World - Countries Must Adopt Ecosystem-Focused Management for Northeast Atlantic Fisheries
Failures show need for precautionary catch limits and sustainable strategy for mackerel, herring, and blue whiting
The Northeast Atlantic Ocean is home to large populations of several pelagic fish species, notably mackerel, herring, and blue whiting. These fish are caught by the fleets of the European Union, Faroe Islands, Greenland, Iceland, Norway, Russia and United Kingdom—in these countries’ waters or in the international waters between and around them. These species are economically important for the fishing industry and coastal communities, and play crucial roles in the region’s ecosystem as key prey for species ranging from sharks to seabirds and whales.
But for more than 25 years, management of these species has been hampered by disputes among coastal states, mostly over how catch is divided. Every year, the coastal states determine the total allowable catch (TAC) for these commercially important species, and almost every year some or all of the countries involved then unilaterally decide their shares of that TAC —which results in an overall total catch that goes beyond the scientifically advised limit, and often beyond what is sustainable in the long term.

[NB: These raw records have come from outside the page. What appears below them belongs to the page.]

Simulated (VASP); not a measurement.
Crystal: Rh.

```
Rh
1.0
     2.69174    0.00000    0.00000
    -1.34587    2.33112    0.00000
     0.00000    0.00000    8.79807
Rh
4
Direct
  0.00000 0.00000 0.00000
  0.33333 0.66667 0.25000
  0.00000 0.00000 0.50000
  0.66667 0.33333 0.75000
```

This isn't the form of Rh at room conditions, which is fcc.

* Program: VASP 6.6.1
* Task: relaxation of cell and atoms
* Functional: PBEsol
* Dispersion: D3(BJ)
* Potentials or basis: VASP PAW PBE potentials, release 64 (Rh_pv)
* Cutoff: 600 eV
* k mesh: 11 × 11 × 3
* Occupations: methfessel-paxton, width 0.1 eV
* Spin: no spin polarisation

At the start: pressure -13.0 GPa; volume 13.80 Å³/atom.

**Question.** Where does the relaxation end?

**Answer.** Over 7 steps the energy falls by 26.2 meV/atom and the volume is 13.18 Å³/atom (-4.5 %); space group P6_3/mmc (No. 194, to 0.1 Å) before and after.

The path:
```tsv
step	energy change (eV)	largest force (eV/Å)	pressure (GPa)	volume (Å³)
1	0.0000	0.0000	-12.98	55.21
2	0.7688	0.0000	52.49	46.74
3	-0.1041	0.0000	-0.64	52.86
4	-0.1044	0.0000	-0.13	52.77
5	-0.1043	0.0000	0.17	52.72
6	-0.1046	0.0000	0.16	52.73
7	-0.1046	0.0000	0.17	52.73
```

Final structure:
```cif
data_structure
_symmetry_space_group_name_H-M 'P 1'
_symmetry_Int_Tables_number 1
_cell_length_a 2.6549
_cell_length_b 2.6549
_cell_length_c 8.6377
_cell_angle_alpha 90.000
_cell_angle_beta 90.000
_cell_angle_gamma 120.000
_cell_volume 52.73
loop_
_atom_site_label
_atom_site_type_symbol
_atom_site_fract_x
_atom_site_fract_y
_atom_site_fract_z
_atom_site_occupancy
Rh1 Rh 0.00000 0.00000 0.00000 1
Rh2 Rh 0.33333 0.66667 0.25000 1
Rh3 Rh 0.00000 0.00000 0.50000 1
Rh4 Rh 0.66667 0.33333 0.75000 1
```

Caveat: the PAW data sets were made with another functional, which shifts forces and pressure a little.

The case of mackerel is useful to understanding the consequences of such disputes. This year, the European Union, United Kingdom, Norway, Iceland, Faroe Islands, and Greenland—the six coastal states managing the mackerel fisheries—were supposed to discuss and agree on a new, long-term management strategy that would ensure the sustainability of the stock. Instead, they are once again at odds over how the agreed TAC should be shared, with some parties having unilaterally increased their shares early this year, provoking strong reactions from the other parties, with the controversy then preventing the discussion on a management strategy from even beginning. Adoption of a management strategy would help unblock this issue by allowing for more efficient adoption of TACs moving forward and, in doing so, leaving more time at meetings for discussion of difficult issues such as allocation.
This is problematic. These governments have agreed—through various commitments—to work to adopt precautionary fisheries management strategies in line with the internationally agreed objectives of fishing sustainably to maintain or restore fish populations. These coastal states should also be taking steps to implement an ecosystem-based approach to fisheries management. In particular, they should be doing all they can to ensure that the mackerel population is healthy and resilient to the increasing climate-driven changes in the Northeast Atlantic and the Arctic, and that the species can maintain its key role in the ecosystem.
Adopting and sticking to this approach is all the more urgent as scientists have highlighted mackerel’s changing spatial distribution as a potential example of climate-driven shifts. Managers should draw on the best available science from the International Council for the Exploration of the Sea (ICES) to address these challenges by requesting that ICES factor more precautionary ecosystem and climate considerations into its advice on the management for this species, and by making use of the new ICES approach on ecosystem services and effects to explore the role that mackerel play in the region’s ecosystem—for example, in marine food webs.